Amy Dowdell urged other parents and teachers to have positive...

Amy Dowdell urged other parents and teachers to have positive attitudes about the changes that are ahead for the West Islip School District. (Nov. 9, 2011) Credit: Newsday/John Paraskevas

The West Islip School Board has focused on four options for bridging a $6 million budget gap next year. Each would call for closing at least one school.

The district currently has six elementary schools. All house kindergartners through fifth-graders. The two middle schools serve sixth- through eighth-graders while the high school houses grades nine through 12.

A 35-member committee last month offered 11 choices for the board to make. More than 150 parents attended a board meeting last night.

Committee member Kristina Delaney said Wednesday night one option calls for the closure of two elementary schools, another the closure of a middle school by moving sixth grade back to elementary school.

A third option calls for the shuttering of just one elementary school, she said, while a fourth calls for the closure of an elementary, the combining of the two middle schools and the reconfiguration of all levels so elementary schools serve grades kindergarten through sixth; the middle school, grades seven and eight; and the high school, ninth through 12th.

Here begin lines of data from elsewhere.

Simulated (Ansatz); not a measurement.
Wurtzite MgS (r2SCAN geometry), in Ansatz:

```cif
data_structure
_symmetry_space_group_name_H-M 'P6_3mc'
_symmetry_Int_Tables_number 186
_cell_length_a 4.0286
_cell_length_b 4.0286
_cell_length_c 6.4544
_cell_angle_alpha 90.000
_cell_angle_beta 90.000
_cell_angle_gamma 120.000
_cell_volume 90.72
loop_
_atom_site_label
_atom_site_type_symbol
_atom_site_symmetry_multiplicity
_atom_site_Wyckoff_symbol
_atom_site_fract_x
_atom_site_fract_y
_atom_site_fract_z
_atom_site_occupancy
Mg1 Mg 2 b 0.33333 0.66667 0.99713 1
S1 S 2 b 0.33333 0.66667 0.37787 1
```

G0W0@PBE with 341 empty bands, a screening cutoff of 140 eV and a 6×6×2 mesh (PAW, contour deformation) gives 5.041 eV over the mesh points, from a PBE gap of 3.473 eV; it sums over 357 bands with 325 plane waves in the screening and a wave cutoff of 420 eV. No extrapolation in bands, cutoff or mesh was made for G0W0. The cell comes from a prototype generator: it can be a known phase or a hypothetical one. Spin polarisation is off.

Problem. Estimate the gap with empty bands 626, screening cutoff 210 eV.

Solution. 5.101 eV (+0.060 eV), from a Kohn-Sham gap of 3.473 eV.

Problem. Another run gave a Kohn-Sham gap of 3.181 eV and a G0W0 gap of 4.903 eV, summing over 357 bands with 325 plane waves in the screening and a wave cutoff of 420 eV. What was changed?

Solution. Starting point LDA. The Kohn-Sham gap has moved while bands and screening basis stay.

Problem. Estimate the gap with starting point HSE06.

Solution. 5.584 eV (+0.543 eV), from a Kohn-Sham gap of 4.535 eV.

The board is expected to decide on a plan by February.

Deborah Rainis, a parent of an 11-year-old fifth-grade boy in the district and a veteran teacher, argued for the preservation of all of the elementary schools. She supports unifying the two middle schools and moving sixth graders to the elementary level.

But no matter what the board decides, she said "consolidating schools should not mean that our children's education is compromised."

Amy Dowdell, whose son is in kindergarten, said students will adapt to whatever plan the board selects. She said parents need to stop thinking about only their child and their neighborhood school, and think of what works for the entire community.

"Children are resilient," she said. "It's more about how the parents and teachers approach this. If they come to work with smiles on their faces . . . the kids will be fine."

District administrators have said they're in a bind. Although they say they understand parents' concerns, they still might shutter campuses.

The district -- which serves 5,100 students -- laid off 35 people last year. Some elementary schools are only half full.

District administrators say West Islip will be about $6 million over budget next year if it does not make changes ahead of the new, 2 percent cap on property-tax increases.